During a visit to Washington, Chinese President Xi Jinping told Barack Obama in 2015 that China would not militarise the man-made islands.
Yet in the intervening 20 months, Beijing has stepped up construction and now has runways that can accommodate Chinese fighter jets.
Over the past three months, China has reportedly built four new missile shelters on Fiery Cross, increasing the number of installations on the reef to 12.
China has also expanded radar facilities on Fiery Cross and two other disputed reefs — Subi and Mischief — in the Spratly Island chain.
The country has also started building underground structures which reportedly will be used to store munitions.
There was a two-day summit between President Xi and US President Donald Trump at the Mar-a-Lago estate in April.
Greg Poling, director of CSIS’s Asia Maritime Transparency Initiative, said: "We haven’t seen any slowdown in construction, including since the Mar-a-Lago summit.
"The islands are built and they are clearly militarised, which means they already got over the hard part. Now every time they put in a new radar or new missile shelter, it is harder for the world to get angry. They are building a gun, they are just not putting the bullets in yet.
Xi Jinping told Barack Obama in 2015 that China would not militarise the man-made islands
When asked about freedom of navigation and new construction in the South China Sea, a People’s Liberation Army spokesperson said there was "no problem with China’s freedom to carry out construction on its own territory”.
China’s legal claim to the seas around the maritime features is legally controversial because many were dredged out of coral and sand and therefore not entitled to island status.
Euan Graham, an Asia expert at the Lowy Institute in Sydney, said it was "not quite game over in the South China Sea”.
However, he added that China had fundamentally changed the status quo over the islands and that it would prove hard to change barring war or natural disasters.
Mr Graham said: "They already exert a strategic effect by projecting China’s presence much further out.
"They will not prevent the US Navy from operating in their vicinity, but they will complicate the threat environment for US ships and aircraft — by extending the [Chinese navy’s] surveillance and targeting net, as well as the envelope of power projection.”
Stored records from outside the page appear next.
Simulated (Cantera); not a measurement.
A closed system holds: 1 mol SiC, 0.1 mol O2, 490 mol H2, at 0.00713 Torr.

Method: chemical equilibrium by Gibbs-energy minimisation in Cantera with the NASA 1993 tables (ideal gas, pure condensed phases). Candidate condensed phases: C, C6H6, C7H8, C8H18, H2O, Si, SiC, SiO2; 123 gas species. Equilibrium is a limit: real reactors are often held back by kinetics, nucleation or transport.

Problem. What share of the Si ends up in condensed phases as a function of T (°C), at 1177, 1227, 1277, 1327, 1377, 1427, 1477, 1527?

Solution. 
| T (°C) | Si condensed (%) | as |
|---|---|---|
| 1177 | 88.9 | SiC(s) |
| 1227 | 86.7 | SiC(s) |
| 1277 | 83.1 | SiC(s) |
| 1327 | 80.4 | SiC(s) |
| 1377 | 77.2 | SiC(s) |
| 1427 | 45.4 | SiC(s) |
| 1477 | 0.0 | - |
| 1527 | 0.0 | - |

Ely Ratner, an Asia expert who served in the Obama administration, admitted the US had failed to come up with an effective strategy to convince China to halt militarisation of the islands.
Mr Ratner said: "Until China believes that there will be significant costs... I don’t think they have any reason to slow down. They have been pushing on an open door and have been surprised at how little resistance they have faced.”